[Spoiler-free review.] For those wondering if Gen V, the spinoff from Amazon Prime Video’s hit series The Boys, would be just as over-the-top, raunchy, bloody, gutsy, gory, and funny as its predecessor…. Whoa boy. The answer to all of the above is a resounding yes. But… the new series is also so much more. Sure, the series starts off with the same gruesome, diabolical cringe-worthiness we’ve come to know and expect from the parent series. And yes, admittedly, it’s that shock factor that will bring a lot of fans of The Boys to Gen V. There’s something deeper within this spinoff, however, both literally and figuratively, that will keep those fans coming.
Here’s the official synopsis from Amazon:
From the world of The Boys comes Gen V, a thrilling new series set at America’s only college for superheroes. These gifted students put their moral boundaries to the test, competing for the university’s top ranking, and a chance to join The Seven, Vought International’s elite superhero team. When the school’s dark secrets come to light, they must decide what kind of heroes they want to become.
Gen V matches and, in some ways, outshines The Boys
The spinoff series primarily focuses on Marie Moreau (Jaz Sinclair), a super who’s able to control and weaponize blood. Joining her is a misfit group of students all vying for cred and clout, including Emma (Lizzy Broadway), Andre (Chance Perdomo), Cate (Maddie Phillips), and Jordan, a bi-gendered supe that Derek Luh and London Thor collectively play to perfection. What sets Gen V apart from The Boys is how this group not only deals with their respective powers, but also with the stigma, shame, discrimination, pressure, and expectations that come with them.

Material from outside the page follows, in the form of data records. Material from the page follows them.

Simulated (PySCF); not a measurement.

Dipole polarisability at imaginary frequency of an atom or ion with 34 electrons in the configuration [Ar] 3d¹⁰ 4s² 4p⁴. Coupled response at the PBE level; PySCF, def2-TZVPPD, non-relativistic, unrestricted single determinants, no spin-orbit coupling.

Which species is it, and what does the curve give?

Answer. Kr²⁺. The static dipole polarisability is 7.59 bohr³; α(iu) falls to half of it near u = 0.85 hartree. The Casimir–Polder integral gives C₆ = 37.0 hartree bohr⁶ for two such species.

Each are sucked into the dark underside of Godolkin University by an incident that occurs in the series’ early episodes. From there they embark, both collectively and individually, on journeys to discover (or uncover) the lies, deceptions, and manipulations that enshroud their super-powered lives. Those journeys are expectedly raunchy, bloody, and hysterical, putting Gen V on par with The Boys. It’s the unexpected, emotional rabbit hole into which the series pulls you, however, that propels it even further. Lizzy Broadway’s performance, in particular, makes the series well worth the watch.